To simplify, Congress has included in the Clean Air Act a requirement the so-called Good Neighbor Provision aimed at protecting downwind states in the East from air pollution emitted in particular by coal-fired power plants in upwind states in the Midwest and South. The provision requires states to adopt plans that prevent power plants and the like from emitting any air pollutant “in amounts which will … contribute significantly” to pollution in other states.

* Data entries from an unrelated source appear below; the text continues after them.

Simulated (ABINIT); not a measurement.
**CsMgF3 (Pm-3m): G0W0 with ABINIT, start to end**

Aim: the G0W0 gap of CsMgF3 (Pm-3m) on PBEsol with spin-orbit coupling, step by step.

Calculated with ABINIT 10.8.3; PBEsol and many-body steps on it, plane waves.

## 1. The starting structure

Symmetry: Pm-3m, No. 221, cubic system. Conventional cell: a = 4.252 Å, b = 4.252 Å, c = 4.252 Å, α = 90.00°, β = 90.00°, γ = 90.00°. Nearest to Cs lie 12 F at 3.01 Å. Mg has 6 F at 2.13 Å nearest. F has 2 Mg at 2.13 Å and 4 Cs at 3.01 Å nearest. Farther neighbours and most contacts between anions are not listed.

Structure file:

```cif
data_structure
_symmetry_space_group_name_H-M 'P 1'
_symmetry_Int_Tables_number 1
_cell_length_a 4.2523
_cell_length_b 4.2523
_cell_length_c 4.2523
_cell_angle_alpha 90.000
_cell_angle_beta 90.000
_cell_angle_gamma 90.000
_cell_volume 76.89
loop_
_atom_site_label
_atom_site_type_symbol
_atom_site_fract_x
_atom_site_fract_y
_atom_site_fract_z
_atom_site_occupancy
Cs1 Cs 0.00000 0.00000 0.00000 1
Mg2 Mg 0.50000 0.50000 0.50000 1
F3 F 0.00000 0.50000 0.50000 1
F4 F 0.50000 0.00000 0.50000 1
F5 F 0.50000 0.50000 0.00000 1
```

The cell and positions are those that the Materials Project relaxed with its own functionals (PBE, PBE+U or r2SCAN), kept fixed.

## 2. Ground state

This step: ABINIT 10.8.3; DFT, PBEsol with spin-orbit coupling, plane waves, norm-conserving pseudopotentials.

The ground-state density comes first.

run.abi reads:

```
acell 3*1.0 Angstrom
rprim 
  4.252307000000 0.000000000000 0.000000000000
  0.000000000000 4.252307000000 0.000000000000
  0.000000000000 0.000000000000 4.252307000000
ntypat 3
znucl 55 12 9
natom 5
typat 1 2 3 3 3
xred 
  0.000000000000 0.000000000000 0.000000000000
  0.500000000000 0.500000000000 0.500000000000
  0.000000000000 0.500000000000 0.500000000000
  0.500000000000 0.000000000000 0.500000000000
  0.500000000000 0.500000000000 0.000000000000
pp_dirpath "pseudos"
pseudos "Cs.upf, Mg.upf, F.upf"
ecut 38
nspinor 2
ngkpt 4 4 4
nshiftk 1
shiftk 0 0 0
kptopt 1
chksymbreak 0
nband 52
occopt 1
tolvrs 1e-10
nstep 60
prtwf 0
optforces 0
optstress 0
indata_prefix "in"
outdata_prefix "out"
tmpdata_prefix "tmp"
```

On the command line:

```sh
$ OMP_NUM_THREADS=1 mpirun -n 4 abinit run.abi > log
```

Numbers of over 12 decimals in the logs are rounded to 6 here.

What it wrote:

To implement that law, EPA developed the so-called Transport Rule, which essentially requires 27 upwind states to reduce emissions of nitrogen oxide and sulfur dioxide according to standards set by EPA. The standards are to be based on air pollution that could be eliminated “cost-effectively.”
In a 6-2 decision, the Supreme Court upheld the EPA’s approach. Justice Ruth Bader Ginsburg called it “a permissible, workable and equitable interpretation” of the law. Three liberal colleagues joined the opinion, but so did two of the court’s conservatives: Chief Justice John G. Roberts Jr. and Justice Anthony M. Kennedy.
In dissent, Scalia saw the EPA as making up the approach on its own in the face of an “unambiguous” statute. Even while calling the law “stupid,” Scalia said the episode was “a textbook example” of why many Americans believe they are governed “not so much by their elected representatives as by an “unelected bureaucracy.”
EPA’s mistake, Scalia explained in his written opinion, was just like one the agency had made and the court had corrected in a decision in 2001. Back then, Scalia recalled, the EPA had wanted to apply a cost-benefit analysis in enforcing another provision of the Clean Air Act, but the law passed by Congress did not allow that approach.
Unfortunately for Scalia’s critique, he got the facts wrong. In Whitman v. American Trucking Associations (2001), it was industry groups, not EPA, that had asked to adopt a cost-benefit approach. EPA wanted to enforce the law as Congress had written it. And Scalia should have known since he himself had written the decision in the earlier case.
When a sharp-eyed law professor pointed out the error to the court’s Reporter of Opinions on the same day, the passage was quickly rewritten on line to say that “the parties,” rather than the EPA, had sought a cost-benefit approach. Gone too was a taunting subhead: “Plus Ça Change: EPA’s Continuing Quest for Cost-Benefit Authority.” The new subhead: “The Court’s Precedents.”
Some legal observers dismissed the mistake as a mere typo, but it was more than that. Scalia fixed in his mind an image of the EPA as an out-of-control bureaucracy and misremembered the past to align with his view of the world.
Scalia takes off against other parts of government in much the same way. When the court considered the Voting Rights Act two years ago, Scalia cited its overwhelming approval by both chambers of Congress as evidence that it was all wrong. When Roberts led the court in a narrow ruling on campaign finance law in 2007, Scalia accused the chief of “faux judicial restraint.” In Scalia’s disordered mind, the rest of government is so often so very wrong and he alone is not afraid to say so.